Basecamp Foundation

The Impact Of Conservation In Africa

The Mara-Serengeti ecosystem is one of the last major wildlife refuges on earth, stretching 25,000 km2 from the Ngorongoro Highlands in Tanzania to the Loita Hills of southern Kenya. It is one of Africa’s most diverse and spectacular wildlife conservation areas and is the world’s top safari big game viewing ecosystem.

The Maasai Mara National Reserve is a protected but relatively small area (1,500km2). The national park attracts hundreds of tourists each year which causes congestion in the eco-system and diminishes the experience of people seeking the ultimate safari holiday.

However, the reserve is surrounded by a network of eight wildlife conservancies which aim to create co-existence between wildlife, pastoralist Maasai communities, and recreation and tourism activities. The conservancies limit the number of tourists who can stay in the reserve ensuring a suitable balance between communities, tourists and wildlife and and maintaining the glory and splendour of game viewing in relative privacy.

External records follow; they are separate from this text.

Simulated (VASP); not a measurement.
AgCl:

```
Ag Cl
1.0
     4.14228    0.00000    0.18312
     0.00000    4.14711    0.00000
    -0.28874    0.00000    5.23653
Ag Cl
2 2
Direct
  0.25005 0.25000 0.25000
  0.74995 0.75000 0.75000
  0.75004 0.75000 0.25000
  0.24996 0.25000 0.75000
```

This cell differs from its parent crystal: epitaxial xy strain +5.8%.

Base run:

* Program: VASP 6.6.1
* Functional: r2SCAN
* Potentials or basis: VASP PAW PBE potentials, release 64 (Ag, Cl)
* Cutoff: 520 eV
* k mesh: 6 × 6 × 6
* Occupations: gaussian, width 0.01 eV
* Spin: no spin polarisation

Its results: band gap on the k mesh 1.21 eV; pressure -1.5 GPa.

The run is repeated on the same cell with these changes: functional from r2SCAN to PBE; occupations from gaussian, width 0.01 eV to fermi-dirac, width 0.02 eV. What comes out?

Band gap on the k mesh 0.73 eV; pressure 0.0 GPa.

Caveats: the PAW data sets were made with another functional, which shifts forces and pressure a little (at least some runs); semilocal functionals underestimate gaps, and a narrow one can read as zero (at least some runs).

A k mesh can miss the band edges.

Innovative Solutions For Sustainability

Basecamp’s Naboisho Conservancy project, establishing a new conservancy on over 20,000 hectares in the Maasai Mara, is our single largest undertaking ever. The area has among the highest density of wildlife not only in Kenya , but in the whole world, and constitutes parts of the crucial wildlife migration corridors of the Serengeti-Mara ecosystem.

With wildlife resources and ecosystems declining at massive levels in key areas in Africa, the formation of Naboisho Conservancy brings some refreshing hope that all is not lost. Many stakeholders from all segments of society agree that the renowned Maasai Mara National Reserve is a threatened ecosystem. The establishment of Naboisho is a milestone in the struggle for the Maasai culture and to establish a buffer zone to save and sustain the savannah ecosystem, which is linked to the Serengeti in neighbouring Tanzania

The Conservancy model works by leasing land from traditional Maasai land owners on a long- term basis for the purpose of building sustainable economic and environmental development in the area. Currently over 3,000 landowners and their families benefit from the conservation model in the Mara.

Conservation of wildlife and its habitat is a major objective of the conservancies and finding ways to protect and manage species in a way that works in harmony with local communities. Each conservancy plays a key role in conservation, community development and education, while providing a space for responsible, ecologically and socially sustainable tourism in the region.

This shift towards sustainable tourism means that the conservancies are not over populated with tourists, unlike the public reserve. They offer the opportunity to witness wildlife in its full splendour without having to share it with several other game vehicles. Animals are starting to find the lush green pastures of the conservancies preferable to the high traffic areas in the public reserve.


Introducing The Naboisho Conservancy

Where Is Naboisho?

The Naboisho Conservancy is a truly special conservation area which espouses all the benefits of the conversancy model. The 50,000 acre community pastoralist and wildlife conservation area bordering the Masai Mara National Reserve is a community response to the challenges of the privatisation of group ranches in the Greater Mara Region.

What Does Naboisho Mean?

Naboisho, which means "coming together" in the Maasai's Maa language, is a partnership between approximately 500 local Maasai landowners and other local conservation, environmental and tourism stakeholders to create a unique community owned wildlife area.

Africa At Its Best.

The Naboisho Conservancy is now the second largest conservancy in the region helping to combine cultural heritage, tourism and the enhancement of livelihoods for local communities.



The camps located within The Naboisho Conservancy are amongst the top in Africa for wildlife viewing.